There are key advantages to using sCO2 in the nation’s power plants. Unlike water, small changes in temperature and pressure can have a large impact on the density of CO2. This means a large amount of energy can be extracted from sCO2 using smaller equipment, which can translate to reduced capital costs. In addition, pressure ratios for sCO2 power cycles can be less than 20 percent of those required for steam turbines resulting in further reduction in the required size of the machinery. The recovery of the heat in the working fluid exiting the turbine using heat exchangers minimizes the heat rejection from the power cycle and allows for higher efficiencies.

The sCO2 power cycle also allows for reduced water use, with some configurations allowing for the cycle to be a net water producer. Ultimately these benefits add up to a technology option that could potentially address both energy and environmental challenges by increasing efficiency, reducing emissions, and lowering capital cost and cost of electricity.

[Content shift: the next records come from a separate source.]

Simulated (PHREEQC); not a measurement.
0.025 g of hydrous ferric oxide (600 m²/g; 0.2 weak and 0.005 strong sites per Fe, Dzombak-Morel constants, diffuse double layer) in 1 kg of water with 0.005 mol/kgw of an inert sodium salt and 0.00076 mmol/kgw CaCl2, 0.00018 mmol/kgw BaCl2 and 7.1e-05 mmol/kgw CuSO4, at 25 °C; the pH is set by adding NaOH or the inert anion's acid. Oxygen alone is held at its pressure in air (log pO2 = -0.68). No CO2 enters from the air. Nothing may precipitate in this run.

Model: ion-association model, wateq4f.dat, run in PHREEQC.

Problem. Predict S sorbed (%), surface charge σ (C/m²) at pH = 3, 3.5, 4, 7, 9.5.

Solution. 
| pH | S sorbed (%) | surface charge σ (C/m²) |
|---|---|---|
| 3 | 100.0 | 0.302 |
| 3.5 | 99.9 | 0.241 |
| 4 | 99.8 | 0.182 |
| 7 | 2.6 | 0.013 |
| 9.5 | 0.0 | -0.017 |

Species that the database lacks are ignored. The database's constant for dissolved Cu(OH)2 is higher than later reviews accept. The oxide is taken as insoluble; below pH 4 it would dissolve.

Challenges exist, and NETL is on the case. The Lab is evaluating materials for use in the construction of components of the sCO2 power cycle that can withstand corrosion, erosion, and provide optimal mechanical performance. Researchers are developing compact heat exchangers to recover heat in the cycle and improve efficiency. Using a special computational model, NETL researchers are also investigating turbine blade cooling to support the use of higher turbine inlet temperatures, which can enable higher efficiency.

Researchers are performing analyses of the cycle to determine the technical and economic performance of power plants using the sCO2 power cycle compared to current steam-based plants. They’re also performing R&D related to the direct-fired Allam sCO2 power cycle – a configuration in which the combustion of oxygen and fossil fuel produces a mixed stream of CO2 and steam that is used as the working fluid in the cycle. This high efficiency cycle can produce a high purity CO2 stream that is ready for use/reuse or storage.

NETL researchers are also filling the knowledge gaps on oxycombustion, a key technology within the Allam cycle, by modeling the combustion process in the high pressure, high temperature conditions in the presence of CO2 and by developing the capability to test oxy-combustion at the high-temperature and high-pressure conditions of the sCO2 power cycle. Using oxycombustion in the direct-fired sCO2 power cycle enables power generation with CO2 capture.

In addition to the Lab’s inhouse work, NETL manages complementary external projects to develop sCO2power cycles. Key projects target development of turbomachinery, recuperators, and oxycombustors for combustion at high temperature and high pressure with CO2, and integration of heat sources with the sCO2power cycle.

As part of this effort, the Lab is a key collaborator – along with the DOE offices of Energy Efficiency and Renewable Energy, and Nuclear Energy - in a six-year project funded under DOE’s Supercritical Transformational Electric Power (STEP) program, to design, build, operate, and test a 10-MWe sCO2 pilot plant test facility in San Antonio, Texas.

The project, managed by Gas Technology Institute (GTI), Southwest Research Institute (SwRI), and General Electric Global Research, seeks to verify component and cycle performance, cycle operability, demonstrate the potential for a lower cost of electricity and a pathway towards a thermodynamic cycle efficiency that is greater than 50 percent. The work is a productive example of how government and industry work together to mature critical technologies at the pilot scale to facilitate commercialization and spur development.

Maturing sCO2 technology has promising implications for the nation’s energy future, including the potential to stimulate the economy and enhance our national security, while protecting our health and environment.

Innovation in the large, high-temperature stationary power generation would maintain American advantages in turbomachinery technology, and provide strategic growth opportunities for domestic manufacturers. Beyond that, because sCO2 power cycles can be highly efficient and require small turbomachinery, the technology has many applications, such as shipboard use in propulsion, power, and waste heat recovery. For the energy industry, fossil fuels – particularly coal – can provide an ideal heat source for sCO2 cycles. The advantages of sCO2 technologies are also attractive to solar, nuclear, and geothermal heat sources because sCO2 power cycles are fuel- and heat-source neutral.

NETL’s sCO2 technology research is just one example of the lab’s innovation as it works to discover, integrate and mature technology solutions to enhance the nation’s energy foundation and protect the environment for future generations.